Planning for the protection of irreplaceable natural and cultural landscapes helps ensure that people will be able to experience these places for generations. Tribes, local communities, conservationists, and elected officials—recognizing the need to safeguard these lands—have long advocated for stronger protections.
Although the specific initiatives and boundaries of a Great Bend of the Gila protected area have shifted through time, the values of the region and the goal of preservation remain constant. Our coalition is united in efforts to permanently protect this landscape. We are advocating for the designation of a Great Bend of the Gila National Monument.
It’s time to commit to the conservation of this inimitable, enduring—yet surprisingly fragile—landscape. It is also time to include the sovereign Tribal Nations who have connections with the Great Bend of the Gila in protected-area planning and implementation.
What is a National Monument?
The Antiquities Act grants U.S. Presidents the ability to designate federal public lands, waters, and cultural and historical sites as national monuments with a Presidential Proclamation. National monuments are designated to safeguard public lands and waters that have cultural, historic, ecological, and scientific importance to ensure that future generations can enjoy these places.
What are the National Conservation Lands?
The Bureau of Land Management’s National Landscape Conservation System, better known as the National Conservation Lands, is managed to conserve, protect, restore, and enhance America’s national and cultural heritage. National Conservation Lands balance conservation with other compatible uses, including hiking, mountain biking, horseback riding, driving on designated roads, and more. National Conservation Land management can accommodate existing uses, including grazing, energy extraction, power transmission, highways, and structures.
National Conservation Lands provide opportunities for hunting, solitude, wildlife viewing, fishing, history exploration, scientific research, and wide ranges of traditional uses. These special places are homes to threatened and endangered plant and animal species, significant cultural and paleontological resources, and critical wildlife migration corridors and breeding areas.
The communities surrounding these protected lands typically derive significant economic and “sense of place” benefits through tourism and increased regional expenditures on management. Protected areas attract investment, jobs, and sustainable economic and demographic growth.
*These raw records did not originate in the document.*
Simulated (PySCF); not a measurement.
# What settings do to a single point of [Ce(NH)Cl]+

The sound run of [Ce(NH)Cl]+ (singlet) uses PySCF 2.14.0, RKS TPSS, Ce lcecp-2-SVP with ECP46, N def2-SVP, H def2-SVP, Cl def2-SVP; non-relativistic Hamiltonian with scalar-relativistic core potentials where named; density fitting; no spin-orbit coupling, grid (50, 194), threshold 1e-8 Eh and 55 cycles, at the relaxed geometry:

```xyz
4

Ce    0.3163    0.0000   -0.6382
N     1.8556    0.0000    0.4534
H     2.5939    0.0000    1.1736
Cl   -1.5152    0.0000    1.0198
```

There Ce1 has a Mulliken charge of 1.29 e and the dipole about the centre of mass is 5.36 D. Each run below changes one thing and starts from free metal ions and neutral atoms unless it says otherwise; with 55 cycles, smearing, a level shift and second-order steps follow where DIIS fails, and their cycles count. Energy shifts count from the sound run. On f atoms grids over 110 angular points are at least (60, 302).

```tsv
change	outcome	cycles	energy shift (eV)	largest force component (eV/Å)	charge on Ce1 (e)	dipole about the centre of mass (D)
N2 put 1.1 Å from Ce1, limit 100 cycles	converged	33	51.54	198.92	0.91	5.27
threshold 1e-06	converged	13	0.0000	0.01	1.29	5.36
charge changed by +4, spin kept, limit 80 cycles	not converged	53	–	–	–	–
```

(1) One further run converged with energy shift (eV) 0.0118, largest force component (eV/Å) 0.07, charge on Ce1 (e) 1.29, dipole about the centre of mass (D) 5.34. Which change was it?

Why the Great Bend of the Gila?
The Great Bend of the Gila offers a marvelous nexus of natural, cultural, and historical significance representing much of the Southwest’s history and heritage. As its name suggests, here the Gila River winds through a series of “bends'' as it cuts through ancient lava fields and nearby mountain ranges before joining the Colorado River near the Sea of Cortez. As part of the Sonoran Desert, the Great Bend is home to many of the iconic plants and animals the Southwest is so well known for.
For millennia, Indigenous Peoples have called the Great Bend of the Gila home, and the imprints they left behind are still visible. The Gila’s life-sustaining waters enabled these communities to flourish. They built dwellings of stone and adobe, held ceremonies, festivals, and games in their villages, and dug miles of canals to grow a variety of crops. They left their mark on the cliff faces and boulders that line the river valley in the form of petroglyphs and on the surrounding plains as geoglyphs. They traveled and traded with other peoples in distant regions, and in so doing, created an extensive network of trails. The remains of their vibrant cultures—their structures, canals, pottery, trail systems, geoglyphs, and petroglyphs—have stood the test of time and can still be experienced today.
Most of the Great Bend’s archaeology attests to Patayan and Hohokam cultural and agrarian traditions (ancestral Yuman and ancestral O’odham, respectively). These were contemporaneous yet contrasting ways of life that overlapped in the region. Over time, those customs merged and diversified, ultimately becoming the Indigenous traditions that continue today. At least 13 federally recognized Tribes have cultural, historical, and ancestral ties to the Great Bend of the Gila. These ties live on through oral and written history, story, song, ceremony, pilgrimage, and other traditions and ways of knowing.
In addition to living and farming in the Great Bend, people have used the Gila River valley as a travel corridor for millennia. Several ancient and significant Indigenous trails cross this terrain. With the coming of colonialists, the valley also became an overland route between Spanish settlements in Sonora and missions along the California coast. Father Eusebio Kino blazed this trail in the late 1699, and Juan Bautista de Anza formalized it in 1775.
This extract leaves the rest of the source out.